UPDATED 14:59 EST / MAY 01 2018

CLOUD

Google advances its hybrid cloud plans with new managed automation service

Google Inc.’s cloud ambitions aren’t limited to its own infrastructure-as-a-service platform.

The company this morning released Cloud Composer, a service that enables administrators to create workflows for automating their firms’ technology environments. It works not only with Google’s platform but also those of competitors such as Amazon Web Services Inc. Moreover, the offering can integrate with the tools with which an enterprise manages its on-premises hardware.

Cloud Composer is not the first service that Google has created to target companies using competing platforms. The offering was preceded by Stackdriver, a tool for monitoring the health of applications that can likewise be set up in AWS deployments.

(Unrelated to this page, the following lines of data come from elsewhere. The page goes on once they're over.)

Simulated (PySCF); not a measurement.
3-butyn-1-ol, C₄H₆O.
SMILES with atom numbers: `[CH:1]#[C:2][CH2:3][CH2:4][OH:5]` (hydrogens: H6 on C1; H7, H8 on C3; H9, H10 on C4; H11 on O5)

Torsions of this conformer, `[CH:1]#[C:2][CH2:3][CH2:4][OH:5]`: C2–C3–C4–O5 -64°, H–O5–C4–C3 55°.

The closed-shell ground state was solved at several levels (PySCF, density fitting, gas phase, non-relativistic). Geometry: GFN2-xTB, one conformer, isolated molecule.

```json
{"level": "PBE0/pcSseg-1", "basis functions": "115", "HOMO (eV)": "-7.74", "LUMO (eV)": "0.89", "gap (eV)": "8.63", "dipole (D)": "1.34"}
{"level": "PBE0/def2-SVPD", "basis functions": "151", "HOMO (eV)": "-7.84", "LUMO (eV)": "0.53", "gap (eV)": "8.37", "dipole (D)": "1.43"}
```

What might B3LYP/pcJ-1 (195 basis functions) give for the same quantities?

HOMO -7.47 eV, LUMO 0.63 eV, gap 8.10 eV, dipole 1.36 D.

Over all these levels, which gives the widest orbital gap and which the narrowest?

Cloud Composer serves a much different but complementary role. It’s based on an open-source project called Apache Airflow that makes it possible to automate common infrastructure operations using the Python programming language. Administrators can define how the system should approach a given task, as well as lay out what steps should be taken out in case something breaks. 

Google claims that having a centralized hub for managing such workflows can provide multiple benefits. One is that enabling operations teams to become more organized, which isn’t a given seeing how companies often rely on a hodgepodge of tools and custom scripts for automation. Allowing everyone to be on the same page removes the risk of a user accidentally breaking something by, say, making a change that conflicts with a script they didn’t know was running.

Another benefit that Google promises with Cloud Composer is usability. The service has a relatively simple learning curve thanks to the features carried over from Apache Airflow, which the search giant says allows users of “any experience level” to write and deploy workflows.

Google’s strategy of developing services with cross-platform appeal could give it a much-needed competitive edge. But although its cloud business is growing fast, the search giant remains a distant third to AWS and Microsoft Corp.’s Azure, a gap that will take a lot of more work to narrow.

Cloud Composer is available now in beta test.